Site Reliability Engineer - Big Data Platforms
Req #: 190025947
Location: Plano, TX, US
Job Category: Technology
SRE L2 Engineering - Associate
JPMC are looking to develop a core set of set of data management capabilities to drive consistency across each line of business. This data platform will be deployed on premise and longer term in the public cloud. The initial focus is on sourcing, storing, enriching and making available information to supporting internal management reporting, external regulatory reporting, as well as machine learning and other data analysis applications.
We are seeking an experienced software engineering lead in our global Site Reliability Engineering (SRE) team supporting our Big Data platform. This individual will be expected to lead a team of software engineers who will grow into subject manage experts, work with functional application development teams, partner with infrastructure engineers and production support analysts to determine requirements for designing and developing automation, SDLC and development environment testing & integration tools. The toolsets developed must pass the rigour of JPMC's cyber security standards.
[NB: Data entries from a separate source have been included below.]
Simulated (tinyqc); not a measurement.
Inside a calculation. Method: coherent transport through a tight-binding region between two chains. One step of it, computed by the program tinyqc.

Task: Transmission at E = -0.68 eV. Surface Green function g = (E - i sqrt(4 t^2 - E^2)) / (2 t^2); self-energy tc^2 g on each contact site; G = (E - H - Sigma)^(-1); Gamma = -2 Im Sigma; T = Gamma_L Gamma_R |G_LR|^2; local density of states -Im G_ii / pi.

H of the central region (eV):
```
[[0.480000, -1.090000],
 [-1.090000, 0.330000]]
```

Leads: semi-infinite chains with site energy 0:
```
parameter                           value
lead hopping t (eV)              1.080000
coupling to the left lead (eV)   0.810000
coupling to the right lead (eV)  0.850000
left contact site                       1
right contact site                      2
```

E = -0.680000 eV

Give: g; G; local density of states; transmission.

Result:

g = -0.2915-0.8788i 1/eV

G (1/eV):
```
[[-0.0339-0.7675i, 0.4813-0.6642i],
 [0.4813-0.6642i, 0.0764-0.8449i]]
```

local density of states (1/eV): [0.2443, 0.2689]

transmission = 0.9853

The SRE team runs, maintains and improves the Big Data Platform against established Service Level Objectives by applying software engineering practices. It is responsible for the availability, performance, change management, monitoring, and capacity management of their services, with special emphasis being placed on the automation of the processes/workload in support of the above. The SRE team is also responsible for the operational support of the Big Data infrastructure, with emphasis being placed on the ability to submit outage/issue/incident data into a design and SDLC feedback loop to ensure maximum automation and outage avoidance.
Key responsibilities in this role would include:
* Engage with development teams throughout the life cycle of incident, ensure lessons learned are translated into automated or process adjust responses to help develop software for reliability and scale, ensuring minimal refactoring or changes
* Code, test and deliver software to automate manual operational work
* Troubleshoot incidents, participate in blameless post-incident evaluations and ensure permanent closure of incidents
* Identify application patterns and analytics in support of better service level objectives
* Analyze self-healing and resiliency patterns and contribute to software which can use these outcomes
* Implement best in class monitoring frameworks to accomplish end to end flow monitoring and noiseless alerting
Key Qualifications include:
* Bachelor's Degree in Computer Science, Engineering or Business
* Strong knowledge and experience in DevOps and Agile teams
* Strong knowledge and experience across multiple platforms, including Cloud architecture
* Knowledge/experience in Hadoop environment administration, release deployments to HBase, supervising Hadoop jobs, performing cluster coordination services will be preferable
* Knowledge of Unix/Linux administration, Unix scripts and platform level orchestration scripting. Should be knowledgeable about automating the build and deployment process.
* Knowledge in Python
* Knowledge of DB technologies (Oracle, MS SQL DB, Sybase, etc)
* Familiarity with Control M and AutoSys job scheduler
* Knowledge and experience in Web based applications / architecture (Certificates, IIS, Web Services)
* Knowledge of GIT, BitBucket, Jenkins, SONAR, SPLUNK, Maven, AIM and Continuous Delivery tools.
* Knowledge of Load balancing, IP, DNS
* Knowledge of Cloud (private cloud, public cloud etc) working experience of cloud environments like AWS is a plus.
* Ability to work directly with AD, Business and Operators
* Excellent communication skills, both written and oral appropriately scaled for technical or business audience
* Excellent interpersonal skills, team player
* Strong analysis, research, investigation and evaluation skills, with a structured approach to problem solving
* Ability to work and effectively prioritize in a highly dynamic work environment that includes a global focus
About JPMorgan Chase
JP Morgan Chase is a financial services provider that offers investment banking, asset management, treasury, and other services.